You can't end up in jail for being unaware of one of the drivers you don't use.
> My belief is in bettering the world through regulation rather than individual choice.

If you can only choose between these, I agree.

But being an engineer who contributes to industry, you can better the world through massively adopted technology.

If you are a road worker and you fix a hole in the road, it might contribute to thousands of cases of vehicles needing repair later.

If you work on battery systems, auto-pilot, or logistics, you can reduce consumption on a massive scale.
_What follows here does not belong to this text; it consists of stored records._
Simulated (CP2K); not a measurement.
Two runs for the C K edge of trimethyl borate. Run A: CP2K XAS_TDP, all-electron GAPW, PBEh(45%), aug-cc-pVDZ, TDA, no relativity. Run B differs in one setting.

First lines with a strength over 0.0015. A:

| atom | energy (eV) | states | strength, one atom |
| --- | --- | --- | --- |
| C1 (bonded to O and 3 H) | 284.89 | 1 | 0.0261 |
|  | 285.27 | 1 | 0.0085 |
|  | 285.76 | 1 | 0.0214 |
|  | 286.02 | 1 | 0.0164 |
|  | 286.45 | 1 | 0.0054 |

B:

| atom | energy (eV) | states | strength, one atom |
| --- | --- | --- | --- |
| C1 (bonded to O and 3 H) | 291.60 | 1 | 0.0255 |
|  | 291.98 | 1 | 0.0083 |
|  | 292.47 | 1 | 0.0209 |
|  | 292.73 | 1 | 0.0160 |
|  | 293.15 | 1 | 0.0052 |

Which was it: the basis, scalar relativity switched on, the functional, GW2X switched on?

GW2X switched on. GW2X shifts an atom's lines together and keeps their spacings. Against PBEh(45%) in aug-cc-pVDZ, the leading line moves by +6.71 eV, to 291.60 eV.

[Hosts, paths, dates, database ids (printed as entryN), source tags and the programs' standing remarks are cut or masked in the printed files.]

But you don't necessarily need to sacrifice anything. There is most probably ethical work paying similar salary to the non-ethical one. So in that case you volunteered without pressure to make the world a more shitty place. (the "without" pressure part is probably hyperbole as finding an unethical well-paying job is probably easier)
Agreed on a some level. I just would think of not gimping the whole country by banning bad things when our enemies don't do this. For example, Germany and shutting down nuclear power.
So you want the enemies to do this first? How realistic is that. Sounds like you are ok with a stale mate
Either both, via some treaty for example, or no one.

Nuclear treaties were working up till some time.

Generally diplomacy works, but you need to have both the stick and the carrot. "West" has been using only carrots for way too long.

I don't understand what your proposal is here. You talk about diplomacy but then using the "stick". So do you think enemies should be threatened with the stick if they don't shut down nuclear powers as well?